Passenger-Miles of Travel
Estimated passenger-miles of travel (pmt) in the United States increased 24 percent between 1990 and 2000 (see box). Pmt totaled an estimated 4.7 trillion in 2000,1 about 17,000 miles for every man, woman, and child [2, 3].
Just over 85 percent of passenger travel in 2000 was made in personal vehicles (passenger cars and light trucks, including sport utility vehicles, pickups, and minivans) (figure 4). Most of the balance (11 percent) occurred by air. Passenger travel in light trucks accounted for a little under one-third of all pmt. Transit, excluding bus transit, made up less than 1 percent of pmt in 2000; with transit bus included, it accounts for 4 percent.
Travel increased every year between 1990 and 2000 at an annual average rate of 2 percent . Pmt by air and by light truck grew the fastest over this period, at 4 percent per year on average (figure 5). Pmt by intercity train (Amtrak) declined, although there has been modest growth since 1996. Likewise, transit pmt has grown since the mid-1990s.
Passenger travel has increased during the 1990s for a variety of reasons. The resident population of the United States grew by nearly 33 million people over this period . Moreover, the economy also grew significantly. Gross Domestic Product (GDP) increased by 37 percent2 and GDP per capita grew 21 percent between 1990 and 2000 (figure 6) .
1. U.S. Department of Commerce, Bureau of Economic Analysis, National Income and Product Accounts, summary GDP table, available at http://www.bea.doc/bea/dn1.htm, as of May 2003.
2. U.S. Department of Commerce, U.S. Census Bureau, Statistical Abstract of the United States: 2002 (Washington, DC: 2003), for population data.

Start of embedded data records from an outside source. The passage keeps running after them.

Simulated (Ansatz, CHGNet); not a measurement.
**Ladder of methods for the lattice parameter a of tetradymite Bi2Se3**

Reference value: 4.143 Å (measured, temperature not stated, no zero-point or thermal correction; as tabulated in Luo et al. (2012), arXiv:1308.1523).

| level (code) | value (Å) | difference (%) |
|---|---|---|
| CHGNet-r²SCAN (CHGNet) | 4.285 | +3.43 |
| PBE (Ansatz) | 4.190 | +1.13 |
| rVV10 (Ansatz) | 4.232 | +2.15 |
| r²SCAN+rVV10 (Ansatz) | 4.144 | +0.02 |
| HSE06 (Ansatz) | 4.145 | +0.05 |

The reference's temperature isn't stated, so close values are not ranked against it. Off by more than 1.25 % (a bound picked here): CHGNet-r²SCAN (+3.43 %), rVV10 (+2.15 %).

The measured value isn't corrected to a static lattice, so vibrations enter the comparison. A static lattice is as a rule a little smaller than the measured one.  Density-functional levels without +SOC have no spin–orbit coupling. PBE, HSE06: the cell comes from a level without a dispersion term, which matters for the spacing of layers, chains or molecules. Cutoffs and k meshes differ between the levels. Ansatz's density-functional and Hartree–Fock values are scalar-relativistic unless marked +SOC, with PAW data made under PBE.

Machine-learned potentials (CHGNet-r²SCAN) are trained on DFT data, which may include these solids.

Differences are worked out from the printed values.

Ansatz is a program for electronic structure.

3. U.S. Department of Transportation, Bureau of Transportation Statistics, National Transportation Statistics 2002 (Washington, DC: 2003), table 1-34, also available at http://www.bts.gov/.
1 This calculation excludes travel in heavy trucks, by bicycle, by walking, and by boat (including recreational boat). Pmt in heavy trucks is excluded because such travel is assumed to be incidental to the hauling of freight, the main purpose of such travel. Bicycle, pedestrian, and boat travel are excluded because there are no national estimates available on an annual basis.
2 Calculation is based on chained 1996 dollars.